The Pollen Programming Language/Operating system development in modern languages
Operating system development in modern languages and static libraries
[edit | edit source]It is difficult, in my opinion, to write C programs that include multiple static libraries in them in modern programming languages. Modern programming languages usually include a runtime library. Rust, D and Ada all include a runtime.
The Rust runtime is very minimal but it is required because it includes definitions for basic integer types, vectors and others. The no_std macro leaves only operating system independent code that do not depend on allocations.
That is analogous to betterC in D. betterC removes the runtime library entirely. There is no GC, TypeInfo, or allocations.
- Rust does not require runtime initialization when Rust libraries are linked statically.
- Ada requires a runtime initialization by calling adainit and adafinal.

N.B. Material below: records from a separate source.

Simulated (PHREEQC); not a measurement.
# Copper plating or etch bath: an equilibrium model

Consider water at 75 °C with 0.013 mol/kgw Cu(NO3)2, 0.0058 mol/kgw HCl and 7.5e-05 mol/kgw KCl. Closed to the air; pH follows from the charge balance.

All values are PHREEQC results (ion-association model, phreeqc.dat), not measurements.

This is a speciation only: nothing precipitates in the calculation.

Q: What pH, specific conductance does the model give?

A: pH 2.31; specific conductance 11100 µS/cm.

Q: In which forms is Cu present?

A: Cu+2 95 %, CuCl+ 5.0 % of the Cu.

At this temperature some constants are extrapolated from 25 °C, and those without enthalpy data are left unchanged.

- D also requires runtime initialization when not in betterC mode for initializing the GC and other globals as well as calling some operating system functions for setting state such as pthreads.
In previous versions, cargo init created libraries by default instead of binaries. Those modules contained Rust-only code which were linked to static or dynamic libraries written in C, including the C standard library or any operating system library. Similarly, Ada libraries contain only Ada code. In fact, .a libraries can be linked just like .o object files, which in turn map to a source file written in a specific language.